On 05/11/2018 05:33 PM, Dan Williams wrote:
> [ adding linux-nvdimm ]
> 
> Great write up! Some comments below...

Thanks for the quick response!

It seems I still have some fundamental misconceptions about what's going
on, so I'd better start with that. :-)

Here's the part that I'm having a hard time getting.

If actual data on the NVDIMMs is a noun, and the act of writing is a
verb, then the SPA and interleave sets are adverbs: they define *how*
the write happens.  When the processor says, "Write to address X", the
memory controller converts address X into a <dimm number, dimm-physical
address> tuple to actually write the data.

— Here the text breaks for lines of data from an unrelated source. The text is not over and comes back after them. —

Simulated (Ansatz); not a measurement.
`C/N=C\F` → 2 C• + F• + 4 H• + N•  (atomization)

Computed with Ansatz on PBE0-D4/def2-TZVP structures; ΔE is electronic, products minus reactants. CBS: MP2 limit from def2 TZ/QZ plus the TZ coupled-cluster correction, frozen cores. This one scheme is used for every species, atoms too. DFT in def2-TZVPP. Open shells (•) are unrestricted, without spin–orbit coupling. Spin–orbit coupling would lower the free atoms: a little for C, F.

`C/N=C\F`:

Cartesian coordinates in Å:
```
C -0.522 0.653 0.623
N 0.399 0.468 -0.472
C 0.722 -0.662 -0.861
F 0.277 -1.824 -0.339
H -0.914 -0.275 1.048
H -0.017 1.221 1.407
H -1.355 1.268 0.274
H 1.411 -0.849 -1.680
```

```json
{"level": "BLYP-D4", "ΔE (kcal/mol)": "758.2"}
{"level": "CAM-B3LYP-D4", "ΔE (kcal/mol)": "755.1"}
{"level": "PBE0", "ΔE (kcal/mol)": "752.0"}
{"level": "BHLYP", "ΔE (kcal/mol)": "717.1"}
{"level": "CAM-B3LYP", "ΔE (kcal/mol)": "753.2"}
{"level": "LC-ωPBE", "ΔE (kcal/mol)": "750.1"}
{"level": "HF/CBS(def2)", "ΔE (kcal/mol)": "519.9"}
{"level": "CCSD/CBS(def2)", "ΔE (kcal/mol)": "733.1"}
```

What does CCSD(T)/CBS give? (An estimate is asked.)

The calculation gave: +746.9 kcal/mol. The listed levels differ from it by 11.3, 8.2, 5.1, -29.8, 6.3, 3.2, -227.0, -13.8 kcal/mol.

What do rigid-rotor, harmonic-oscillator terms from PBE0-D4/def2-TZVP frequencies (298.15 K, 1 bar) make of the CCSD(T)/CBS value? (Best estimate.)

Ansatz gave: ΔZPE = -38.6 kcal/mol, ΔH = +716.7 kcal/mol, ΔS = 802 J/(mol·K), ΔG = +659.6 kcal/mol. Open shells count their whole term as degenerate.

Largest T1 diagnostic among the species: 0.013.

So, who decides what this SPA range and interleave set is?  Can the
operating system change these interleave sets and mappings, or change
data from PMEM to BLK, and is so, how?

If you read through section 13.19 of the UEFI manual, it seems to imply
that this is determined by the label area -- that each DIMM has a
separate label area describing regions local to that DIMM; and that if
you have 4 DIMMs you'll have 4 label areas, and each label area will
have a label describing the DPA region on that DIMM which corresponds to
the interleave set.  And somehow someone sets up the interleave sets and
SPA based on what's written there.

Which would mean that an operating system could change how the
interleave sets work by rewriting the various labels on the DIMMs; for
instance, changing a single 4-way set spanning the entirety of 4 DIMMs,
to one 4-way set spanning half of 4 DIMMs, and 2 2-way sets spanning
half of 2 DIMMs each.

But then you say:

> Unlike NVMe an NVDIMM itself has no concept of namespaces. Some DIMMs
> provide a "label area" which is an out-of-band non-volatile memory
> area where the OS can store whatever it likes. The UEFI 2.7
> specification defines a data format for the definition of namespaces
> on top of persistent memory ranges advertised to the OS via the ACPI
> NFIT structure.

OK, so that sounds like no, that's that what happens.  So where do the
SPA range and interleave sets come from?

Random guess: The BIOS / firmware makes it up.  Either it's hard-coded,
or there's some menu in the BIOS you can use to change things around;
but once it hits the operating system, that's it -- the mapping of SPA
range onto interleave sets onto DIMMs is, from the operating system's
point of view, fixed.

And so (here's another guess) -- when you're talking about namespaces
and label areas, you're talking about namespaces stored *within a
pre-existing SPA range*.  You use the same format as described in the
UEFI spec, but ignore all the stuff about interleave sets and whatever,
and use system physical addresses relative to the SPA range rather than
DPAs.

Is that right?

But then there's things like this:

> There is no obligation for an NVDIMM to provide a label area, and as
> far as I know all NVDIMMs on the market today do not provide a label
> area.
[snip]
> Linux supports "label-less" mode where it exposes
> the raw capacity of a region in 1:1 mapped namespace without a label.
> This is how Linux supports "legacy" NVDIMMs that do not support
> labels.

So are "all NVDIMMs on the market today" then classed as "legacy"
NVDIMMs because they don't support labels?  And if labels are simply the
NVDIMM equivalent of a partition table, then what does it mena to
"support" or "not support" labels?

And then there's this:

> In any
> event we do the DIMM to SPA association first before reading labels.
> The OS calculates a so called "Interleave Set Cookie" from the NFIT
> information to compare against a similar value stored in the labels.
> This lets the OS determine that the Interleave Set composition has not
> changed from when the labels were initially written. An Interleave Set
> Cookie mismatch indicates the labels are stale, corrupted, or that the
> physical composition of the Interleave Set has changed.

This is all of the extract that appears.